Have you noticed any changes or trends in interview performance over the past few years?
In the interviews that I’ve conducted and anecdotally talking to my team, I do think that applicants are more savvy. They know they need to show up a certain way. They know they need to impress. They come across as very impressive and confident. There are always outliers and people who don’t prepare, but for the most part, the ones we see applying to Georgetown and interviewing have really done their homework, which is nice. They’ve really taken the time to talk to other alumni or students and to attend our events and to make themselves accessible, and then to talk about that and give concrete examples. We’re seeing more and more applicants comfortable in giving examples of how they’ve had impacts in their organizations.
We even had an example of a really great applicant who had to stop on the side of the road and conduct his interview from his car. And it wasn’t till the very end when he told us that we even realized that. He was so poised. He was still able to have composure and to really engage in a meaningful dialogue that we had no idea he was sitting on the side of the highway.

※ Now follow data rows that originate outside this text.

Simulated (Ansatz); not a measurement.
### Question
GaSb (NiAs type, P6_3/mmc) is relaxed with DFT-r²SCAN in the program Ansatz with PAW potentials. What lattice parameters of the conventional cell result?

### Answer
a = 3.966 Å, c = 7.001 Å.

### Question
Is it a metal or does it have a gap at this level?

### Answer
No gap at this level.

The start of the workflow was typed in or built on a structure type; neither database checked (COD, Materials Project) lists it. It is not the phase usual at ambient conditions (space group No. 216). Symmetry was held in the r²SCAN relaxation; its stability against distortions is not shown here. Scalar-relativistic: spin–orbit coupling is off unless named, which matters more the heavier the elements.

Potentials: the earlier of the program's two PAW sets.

I’ve been really impressed and my team has been really impressed with the quality of interviews we’ve seen over the past few years. I think people understand it’s an important part of the process and unless you’re in a system with video essays, it’s the one time you can personalize your application and I think people take it very seriously.
What are some of the reasons applicants give you for applying to Georgetown specifically?
I would say for us and what we want in terms of reasons and why we want people to consider Georgetown, we think of ourselves as transforming students into global-ready managers who exhibit principled leadership that’s in service to business and society—that’s our mantra. What we hear from students who end up coming here and some of the reasons they are interested in coming, is caring for the whole person. We are big believers in being a successful leader today, you need to be culturally aware—even if you’re global at home, our dean likes to use the term global at home—even if you’re never on a global project or study abroad, you understand how the global landscape impacts your business even if your business is right in the backyard of D.C.
We look for leaders who can exhibit empathy, treating their people with respect and being able to create value at a societal level regardless of whether they’re leading a for-profit, a nonprofit, or public sector entity. So we find that we’re putting those messages out, and alumni out in the world, who exhibit those behaviors out in the world and what we’re getting back are individuals applying to our program who are looking for that level of transformation in their own lives.
If you could change one thing in the admissions process, what would it be?
I would say the concept of melt. Melting is a concept unique to the admissions process world and it’s when someone puts down a deposit for your school, but then down the line, they turn around and walk away from that deposit and put down a deposit at another school that they would prefer to go to.
Every school goes through it, no matter if you’re the No. 1 school or the No. 50 school—every school has to contend with this. So sometimes I wish the graduate business school could figure out a way to make agreements binding like they do in the undergraduate admissions world. But I know it’s not realistic. It’s tough at times to put so much effort and emotionally invest in applicants who you feel would be so great for your program and you could really see them thriving at your program but to lose them to a peer school.
Again, every school goes through this, even in the top 10, so they can share my pain. One of the things we’ve tried to do at Georgetown is develop a tool that allows us to better predict melt for a specific deposit population. And this year we’ve actually been able to curb that melt more, which we’re really happy about. We piloted the melt predictor last year in the third round and really found it valuable. And at the very least, it allows us to look at particular data points and levels of interaction in a more systematic and organized way and then make some assumptions about individuals’ likelihood of melting. This helps us feel more in control of the process in which everything is very speculative. So for us to have that level of feeling more control, we found that to be valuable.
We also found that the tool is a great way to manage our wait-lists in a more effective and customer-centric way. For example, we were able to provide good news earlier to a few folks on the wait-list that otherwise would have waited. But with our melt predictor, we can make those decisions earlier and preempt that and not have to wait so long, which I think our wait-listed students were appreciative of.
What are some of the data points you’ve seen that are helpful to predict melt?
One in particular would be for an international student, is whether or not they’ve filled out their I-20. Have they gotten their visa yet? Or have they even filled out the forms to get the visa?
Also, open rates. We send out communication to individuals once they’ve deposited and we’re continuing to communicate with them before they matriculate, and are they opening the emails, how often, and those kinds of things help us. Have they started to find housing? There are all these small data points that in the aggregate give you a picture of how interested someone is and how they may have actually started to take steps to materialize their enrollment.